3 Awesome Examples of Social Media Customer Service
In 2015, Gartner Research stated, “social media will emerge as a central pillar of customer service.”1
Well, it’s safe to say that the emergence is over, as social media now plays a defining role in the customer service strategies of most brands. In fact, the number of Tweets directed at leading brands continues to increase year over year.2 For customers, it has never been easier to praise or complain about a company. For brands, there has never been a better opportunity to exceed customers’ expectations and improve customers’ satisfaction. For additional insight, read our Digital Customer Care Playbook.
The stakes are high when just one bad experience can cost you a loyal customer. How do you leverage the power of social to create exceptional social media customer service experiences? You can start by following these three awesome examples:
1. Microsoft Xbox: World Record Setting Customer Service
You can’t get more awesome than a Guinness World Record for “Most Responsive Brand on Twitter.” How is @XboxSupport able to reply with an average time of 2 minutes and 42 seconds? Because they have a handle and a customer service team dedicated only to Twitter support. They respond to all @’s publicly, so they stay accountable to their customers. And they don’t just wait to be contacted; they set up monitoring tools to proactively find and contact users who are having conversations about their brand. Also, they add a personal and authentic touch to their replies by adding their initials and a caret to every response. 3 This approach to social media customer service has grown their account to nearly a million followers.

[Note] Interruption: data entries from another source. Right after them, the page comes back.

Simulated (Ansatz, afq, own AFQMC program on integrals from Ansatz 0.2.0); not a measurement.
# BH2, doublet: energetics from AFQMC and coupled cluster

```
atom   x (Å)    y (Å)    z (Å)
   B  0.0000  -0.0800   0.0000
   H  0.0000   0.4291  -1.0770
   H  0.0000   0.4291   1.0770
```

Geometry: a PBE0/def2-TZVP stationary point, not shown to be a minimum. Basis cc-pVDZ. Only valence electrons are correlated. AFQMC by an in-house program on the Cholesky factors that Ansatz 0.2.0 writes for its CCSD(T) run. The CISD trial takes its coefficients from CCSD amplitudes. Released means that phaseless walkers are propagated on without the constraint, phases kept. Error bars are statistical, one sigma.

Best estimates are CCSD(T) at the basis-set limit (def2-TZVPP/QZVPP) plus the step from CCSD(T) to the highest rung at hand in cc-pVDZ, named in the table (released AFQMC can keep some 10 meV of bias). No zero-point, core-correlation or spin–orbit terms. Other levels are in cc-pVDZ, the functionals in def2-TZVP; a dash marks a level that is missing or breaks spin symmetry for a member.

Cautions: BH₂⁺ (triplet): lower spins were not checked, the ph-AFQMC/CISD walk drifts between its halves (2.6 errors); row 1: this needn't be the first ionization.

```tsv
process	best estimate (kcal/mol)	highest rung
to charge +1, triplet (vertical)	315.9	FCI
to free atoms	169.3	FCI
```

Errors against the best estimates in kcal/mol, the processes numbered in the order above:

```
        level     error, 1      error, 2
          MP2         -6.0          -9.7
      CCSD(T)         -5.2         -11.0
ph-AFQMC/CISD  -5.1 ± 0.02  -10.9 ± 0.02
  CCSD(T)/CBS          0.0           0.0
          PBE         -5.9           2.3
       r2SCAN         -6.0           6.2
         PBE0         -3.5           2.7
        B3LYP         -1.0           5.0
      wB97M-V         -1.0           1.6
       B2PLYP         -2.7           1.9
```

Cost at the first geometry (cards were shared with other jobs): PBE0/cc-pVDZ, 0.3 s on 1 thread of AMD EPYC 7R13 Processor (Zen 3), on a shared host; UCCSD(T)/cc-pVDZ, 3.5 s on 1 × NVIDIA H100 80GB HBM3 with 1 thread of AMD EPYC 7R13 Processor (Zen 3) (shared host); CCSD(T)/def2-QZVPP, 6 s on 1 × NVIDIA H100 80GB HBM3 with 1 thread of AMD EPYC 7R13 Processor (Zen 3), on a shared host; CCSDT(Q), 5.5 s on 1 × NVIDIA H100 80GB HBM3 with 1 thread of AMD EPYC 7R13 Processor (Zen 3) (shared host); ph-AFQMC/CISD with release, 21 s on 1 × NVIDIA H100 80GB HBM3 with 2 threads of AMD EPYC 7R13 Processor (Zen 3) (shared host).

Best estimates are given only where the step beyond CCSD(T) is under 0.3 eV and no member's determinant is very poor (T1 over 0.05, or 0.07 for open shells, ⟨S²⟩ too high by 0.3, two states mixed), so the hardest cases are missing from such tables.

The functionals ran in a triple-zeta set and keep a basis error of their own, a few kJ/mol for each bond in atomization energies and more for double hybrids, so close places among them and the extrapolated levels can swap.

- A separate Twitter support handle allows for trained customer service staff to address service requests more quickly.
- Quick response time not only wins over customers, but it can also land you in the Guinness World Record books next to the biggest ball of twine!
2. Zappos: It’s Not About the Shoes
Since 1999, Zappos mission has been “to be the company that provides the absolute best service online — not just in shoes, but in any category.” 4 CEO Tony Hsieh has even recently admitted to not being passionate about shoes at all. Instead, he’s passionate about customer service.5
What stands out most about Zappos' social media customer service is not their quick response time (less than 20 minutes) or their response rate (100%). It’s the positive, can-do, at times whimsical, attitude of their staff. They send good luck cookies to kids whose moms are ordering dress shoes for pageants. They’ll overnight shoes for free if you happen to arrive at your best friend’s wedding shoeless. 6 They’ve even been known to visit rival shoe stores if you forget to pack your favorite pair and you just happen to be visiting Vegas where they’re headquartered.7
Just check out the comments on their Facebook posts, and you’ll quickly see that they set the standard for being both personable and above and beyond helpful on social media. It’s obvious that they enjoy their jobs, which in turn “helps put customers with concerns or complaints at ease, making the experience better for all.”8
Because of their customer service strategies, 75% of Zappos’ purchases come from returning customers, and a whopping 43% of new customers hear about Zappos via word of mouth. 9
- Have fun with customer interactions, and treat every customer with an authentic, personal experience. You’ll likely see a spike in return customer sales.
- Make customer service a key value of your company culture, and your loyal fans will respond by spreading the word about your brand.
3. Starbucks: Listen and Learn
Starbucks has replaced the old fashioned customer comment box with a website and a Twitter account dedicated solely to suggestions. My Starbucks Idea is an opportunity for real customers to share, vote, and discuss their ideas to improve their Starbucks experiences. As they say, “you know better than anyone else what you want from Starbucks. So tell us.” Customers have submitted over 210,000 unique ideas10, and over 300 ideas have launched.
- Make it easy for customers to share ideas. When you crowdsource for innovation, you’ll find customer satisfaction will follow.
- Be transparent. When customers can clearly see all of the ideas that have been submitted — big and small — they’ll be more likely to trust your brand.